Kia Australia has elected to skip hybrids and plug-in hybrids and will instead dive straight into battery electric vehicles as part of its low-emission vehicle strategy.
The company’s chief operating officer Damien Meredith confirmed in March that it would launch the e-Niro small crossover and the fully electric version of the new-generation Soul in January next year, in time for the Australian Open tennis championship of which it is the main sponsor.
Mr Meredith said the coming Kia EVs would be “exceptionally well-priced”. A further two battery electric models are in development and being considered for an Australian launch.
Globally, Kia plans to launch 44 electrified models – which includes hybrids and plug-in hybrids as well – by 2025.
Volkswagen significantly ramped up its development of low-emissions vehicles in the wake of the diesel emissions cheating scandal from 2015.

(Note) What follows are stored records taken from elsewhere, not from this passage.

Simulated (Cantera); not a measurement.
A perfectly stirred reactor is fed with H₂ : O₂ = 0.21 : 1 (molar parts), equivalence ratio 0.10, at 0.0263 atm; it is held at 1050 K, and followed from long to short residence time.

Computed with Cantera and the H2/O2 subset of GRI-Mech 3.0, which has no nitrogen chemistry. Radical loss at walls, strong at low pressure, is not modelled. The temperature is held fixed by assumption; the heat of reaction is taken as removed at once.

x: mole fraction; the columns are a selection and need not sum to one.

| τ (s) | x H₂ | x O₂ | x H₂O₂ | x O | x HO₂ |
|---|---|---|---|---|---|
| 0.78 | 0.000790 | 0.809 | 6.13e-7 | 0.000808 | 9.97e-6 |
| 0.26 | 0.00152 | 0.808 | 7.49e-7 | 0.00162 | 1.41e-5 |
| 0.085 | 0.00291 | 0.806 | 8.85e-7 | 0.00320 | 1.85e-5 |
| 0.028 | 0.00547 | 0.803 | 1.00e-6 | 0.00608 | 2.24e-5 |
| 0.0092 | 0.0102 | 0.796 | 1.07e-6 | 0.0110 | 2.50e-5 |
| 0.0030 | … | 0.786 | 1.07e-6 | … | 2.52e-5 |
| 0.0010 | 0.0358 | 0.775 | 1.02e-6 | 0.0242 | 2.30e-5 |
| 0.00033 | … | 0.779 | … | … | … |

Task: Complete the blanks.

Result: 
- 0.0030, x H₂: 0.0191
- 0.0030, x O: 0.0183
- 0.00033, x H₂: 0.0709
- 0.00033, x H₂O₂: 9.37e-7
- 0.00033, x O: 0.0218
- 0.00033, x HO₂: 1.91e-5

Since then, the German giant has invested heavily in its electrification strategy, with 44 billion euros earmarked for the development of electric vehicles, autonomous technology and new mobility services by 2023.
VW has already revealed a number of concept cars that will fall under its ‘ID’ sub-brand of battery electric production vehicles. VW Australia says some of these vehicles, including the Golf-sized ID.3 hatch, will start to arrive in Australia after launching in Europe, China and the US. So expect the local roll out to kick off from about 2022.
The company is hoping to offer electric passenger and commercial vehicles that will be priced in line with equivalent petrol and diesel models from 2022, but a representative said this timing could push out given “the lack of clear and detailed government policy”.
Other ID models include the ID Buzz, a modern take on the iconic Kombi, the ID Crozz SUV and the ID Vizzion premium sedan.
Nissan announced in its mid-term plan last year that it aims to sell one million electrified vehicles annually by 2022. The plan includes eight new pure electric models, including an all-electric crossover based on its IMx concept from the 2017 Tokyo motor show.
In Australia, Nissan announced last year that it would electrify one third of its model line-up as part of its local mid-term plan.
As well as the second-generation Leaf electric hatchback that launches in August, Nissan will add other models with electrified powertrains. The Japanese car-maker is yet to officially announce it, but that is likely to include a number of its e-Power models.
The e-Power system has similar technology to Holden’s Volt in that it uses a petrol engine to charge the battery. The wheels are driven solely by the electric motor, unlike in a traditional petrol-electric hybrid powertrain where the wheels are driven by the electric motor and the engine.
Nissan is expected to announce more e-Power models globally and for Australia in the coming years. Last year, the Note e-Power, a light hatchback not sold in Australia, was the best-selling vehicle in Japan.
Holden’s parent company General Motors has announced its plans to bring at least 20 new fully electric vehicles globally – with a big focus on the US and China – to market by 2023.
In some markets it offers the Chevrolet Bolt BEV hatch and the Volt range-extender plug-in, but GM has confirmed that production of the latter model will cease this year. The Volt was sold in Australia with Holden badges from 2012 to 2015 but was dropped due to slow sales.
While Holden is yet to announce any firm plans for EVs in Australia, a spokesperson for the brand pointed towards GM’s global EV strategy and “Holden’s ability to readily tap into that technology as the Australian and NZ market evolves”.
Honda has set a target for 100 per cent of its model lines to have some form of electrification by 2025 in Europe, but the Australian targets are a little more conservative. The Japanese car-maker was one of the pioneers in the hybrid space, launching the quirky Insight back in 2000, followed by a number of other hybridised models that have since been discontinued.
The Australian target is for 25 per cent of its line-up to be electrified via hybrid or BEV by 2025. The first model in this next phase of Honda’s electrification strategy will be the Accord sedan that’s due to arrive later this year.